Maryland, a border State, occupied a position of peculiar importance, and great efforts were made to bring her within the control of secession. Emissaries were sent to her from South Carolina and elsewhere, and nothing left undone to secure her cooperation in their revolutionary movements. These efforts were too successful; still there were many bold spirits who gathered around that intrepid leader, Henry Winter Davis, resolved to stand by the Union at all hazards. But a majority of the wealthier classes, and those in office, with few exceptions, were in sympathy with the rebellion, and the spirit of treason for a time swept like a tornado over the State.

On the 11th of February Mr. Lincoln, with a few of his personal friends, left his quiet, modest home to enter upon that tempestuous political career which carried him to a martyr’s grave. With a dim, mysterious foreshadowing of the future, he uttered to his friends and neighbors his sad farewell. He seemed to be conscious that he might see the place, which had been his home for a quarter of a century, “where his children were born,” and where one of them lies buried, no more. Conscious of the great duties which devolved upon him, greater than those devolving upon any President since Washington, he humbly expressed his reliance upon “Divine Providence, and asked his friends to pray that he might receive the assistance of Almighty God.”

As he journeyed toward the Capital, received everywhere with the earnest sympathies of the people, his spirits rose, and when he pronounced “goodby” to the Prairie State, at the State line, he said, “Behind the cloud the sun is shining still.” And on he sped, through the great free States of Indiana, Ohio, Pennsylvania, and New York, to fulfill his great mission.
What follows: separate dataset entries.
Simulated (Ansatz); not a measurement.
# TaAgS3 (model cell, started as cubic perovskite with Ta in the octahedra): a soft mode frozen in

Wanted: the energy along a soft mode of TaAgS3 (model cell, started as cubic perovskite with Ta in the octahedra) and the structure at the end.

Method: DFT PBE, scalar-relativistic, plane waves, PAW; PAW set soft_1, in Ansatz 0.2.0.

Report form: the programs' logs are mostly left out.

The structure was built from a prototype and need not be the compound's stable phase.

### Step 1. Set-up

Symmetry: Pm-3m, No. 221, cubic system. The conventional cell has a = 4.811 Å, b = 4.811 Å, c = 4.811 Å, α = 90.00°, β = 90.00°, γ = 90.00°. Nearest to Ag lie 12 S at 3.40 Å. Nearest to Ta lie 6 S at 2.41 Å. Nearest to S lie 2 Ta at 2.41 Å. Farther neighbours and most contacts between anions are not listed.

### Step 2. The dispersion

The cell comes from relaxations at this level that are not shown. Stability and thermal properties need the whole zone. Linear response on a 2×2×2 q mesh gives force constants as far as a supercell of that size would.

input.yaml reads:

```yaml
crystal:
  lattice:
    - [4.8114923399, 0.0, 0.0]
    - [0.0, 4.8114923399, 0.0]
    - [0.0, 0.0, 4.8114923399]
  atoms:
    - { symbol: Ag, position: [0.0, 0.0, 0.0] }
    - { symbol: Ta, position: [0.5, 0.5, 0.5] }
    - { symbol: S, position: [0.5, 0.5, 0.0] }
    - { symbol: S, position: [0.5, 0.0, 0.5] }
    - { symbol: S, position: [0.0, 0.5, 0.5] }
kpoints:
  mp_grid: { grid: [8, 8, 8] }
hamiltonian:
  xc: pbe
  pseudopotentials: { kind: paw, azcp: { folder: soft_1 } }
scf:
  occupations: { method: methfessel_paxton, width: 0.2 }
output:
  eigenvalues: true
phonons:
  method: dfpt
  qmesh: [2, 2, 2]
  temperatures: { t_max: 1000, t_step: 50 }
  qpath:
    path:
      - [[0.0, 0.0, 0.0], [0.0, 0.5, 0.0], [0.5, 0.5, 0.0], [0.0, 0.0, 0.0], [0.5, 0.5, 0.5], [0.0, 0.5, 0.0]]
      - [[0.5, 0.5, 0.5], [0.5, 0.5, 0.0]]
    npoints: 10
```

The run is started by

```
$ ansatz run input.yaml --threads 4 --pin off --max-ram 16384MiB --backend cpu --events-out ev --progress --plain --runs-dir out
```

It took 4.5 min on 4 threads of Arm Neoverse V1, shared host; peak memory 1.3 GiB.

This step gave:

There was living at this time in Chicago a man by the name of Allan Pinkerton, one of the boldest, most shrewd, and skillful detectives of any country. He had always been a thorough anti-slavery man, a superintendent of the “underground railroad,” a friend and companion of Lovejoy and the “old guard” of early abolitionists in Illinois. With his anti-slavery character well known, such was his reputation as a detective that Mr. Guthrie, when Secretary of the Treasury, had, notwithstanding, employed him as a Government detective. In 1860—61 he was in the employ of the railroad companies of the Northwest.

In the winter of 1861 General Scott, seeing the gathering storm, called to Washington a few national troops. The passage of these over the Northern Central and Philadelphia, Wilmington, and Baltimore railroads greatly exasperated the conspirators in Baltimore and elsewhere, and threats were openly made, and organizations effected, to destroy the railroad tracks, burn their bridges, and the great steam ferryboat by which the Susquehanna was crossed at Havre de Grace.

In February Pinkerton was employed by the officers of the Philadelphia, Wilmington, and Baltimore road to investigate and ascertain the facts in regard to these matters, with a view of protecting their road. For this purpose he removed to Baltimore, taking with him such of his detective force as he thought best suited to his purpose.

While thus engaged an officer of the road learned that a young gentleman of high social position in Baltimore, the son of a very prominent citizen who had held high official position under the State and National Governments, had declared that he was one of a band who had sworn to take the life of Lincoln on his way to Washington. The officer communicated this fact to Pinkerton, and he immediately asked and obtained permission to investigate this conspiracy. It was now to be plot and counter-plot.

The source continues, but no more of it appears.